It is almost a week since ACFA released its annual report for the 2015-16 year and the response from industry has been somewhat quiet.
The most detailed review we have seen came from Catholic Health Australia, in which Nick Mersiades – who is also the Deputy Chair of ACFA – provided a digestible summary of the 166-page report with commentary that we can best describe as very measured.
In a nutshell, while ACFA concludes the financial performance of the residential sector and investor sentiment continued to improve during 2015-16, mainly due to what is believes is a result of the reforms, it was ‘other income’ ie non- operating income that offset the sector’s overall net operating loss of $240 million.
In the home care space, there was an overall decline in financial performance with average EBITDA and NPBT both dropping by 7 per cent, though in both residential and home care providers in the top quartile showed strong increases in average EBITDA (42 per cent increase in home care to $6,190 per package and in res care average EBITDA was $25,254).

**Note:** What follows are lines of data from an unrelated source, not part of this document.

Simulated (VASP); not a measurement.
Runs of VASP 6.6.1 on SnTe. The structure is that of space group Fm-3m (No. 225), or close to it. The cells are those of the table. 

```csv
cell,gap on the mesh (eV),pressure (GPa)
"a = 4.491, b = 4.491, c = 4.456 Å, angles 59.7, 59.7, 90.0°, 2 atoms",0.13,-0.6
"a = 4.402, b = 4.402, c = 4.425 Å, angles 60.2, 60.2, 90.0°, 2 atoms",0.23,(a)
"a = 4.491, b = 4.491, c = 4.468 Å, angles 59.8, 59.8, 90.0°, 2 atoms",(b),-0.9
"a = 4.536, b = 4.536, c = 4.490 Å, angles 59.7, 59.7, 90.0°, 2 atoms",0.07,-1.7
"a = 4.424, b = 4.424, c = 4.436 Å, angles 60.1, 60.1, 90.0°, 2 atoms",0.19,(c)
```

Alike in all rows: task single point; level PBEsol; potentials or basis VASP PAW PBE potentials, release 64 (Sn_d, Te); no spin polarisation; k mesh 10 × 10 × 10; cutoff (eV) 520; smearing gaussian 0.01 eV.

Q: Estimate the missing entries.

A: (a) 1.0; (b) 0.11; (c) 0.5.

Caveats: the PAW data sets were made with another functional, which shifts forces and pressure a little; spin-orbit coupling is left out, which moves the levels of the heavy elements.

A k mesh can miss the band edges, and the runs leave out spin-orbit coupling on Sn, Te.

Within the bottom quartile, there is a significant variation in average EBITDA by ownership. Government providers reported a negative EBITDA of $21,025, compared with negative $1,802 and positive $514 for not-for-profit and for-profit providers respectively. Government providers represent 59 per cent of the bottom quartile providers.
The for-profit sector continues to out-perform other groups in financial terms, with EBITDA and NPBT margins in 2015-16 of 13.6 per cent and 9.1 per cent respectively compared with 11.2 per cent and 5.6 per cent for the not-for-profit sector. Government providers reported the poorest returns, with EBITDA and NPBT of 0 per cent and -11 per cent respectively.
There has been further consolidation in the residential aged care sector, with the number of providers declining from 1,016 in 2013-14 to 949 in 2015-16, despite an increase in the number of operating beds.
Single home providers still account for 65 per cent of all residential providers but they only have 23 per cent of beds.
There were 496 providers of home care in 2015-16, however, about 170 new home care providers were approved between 1 July 2016 and 30 April 2017, most of which were existing home support or residential care providers.
There was an average real increase in ACFI care revenue of 5.2 per cent per resident per day, though the latest data from the Department of Health shows a significant decline in real growth rates in ACFI revenue to 2.1 per cent per resident per day for the period 1 July 2016 to 31 March 2017.
While average occupancy in residential care at 30 June 2016 was slightly down on the previous year at 92.4 per cent, the utilisation of home care packages dropped further to 82.6 per cent in 2015-16, with utilisation rates decreasing with remoteness.
Home care utilisation rates vary significantly across States, from 68 per cent in WA to 93 per cent in Victoria.
Utilisation rates also vary across package levels (68 per cent for level 1; 81 per cent for level 2; 80 per cent for level 3; 93 per cent for level 4).
Mersiades notes it will be important to track whether the national prioritisation process for assigning packages to individuals introduced in February 2017 leads to a reduction in geographic variations, however the Department has still not made this information available.
What is always interesting with reports like this is what has been skimmed over or not addressed at all.
ACFA is clearly concerned that total liabilities have increased by $4.1 billion and there have been warnings in the wind that arrangements for Refundable Accommodation Deposits (including bonds), which increased from $18.2 billion to $21.9 billion, could be impacted by the outcome of the Tune review.
That wage increases of 3.3 per cent have coincided with the ACFI indexation pause and increased operational costs across the board will no doubt have an impact on next year’s results.
Meanwhile the biggest elephant in the room remains ACFI and how drastic the first wave of changes will be when they arrive.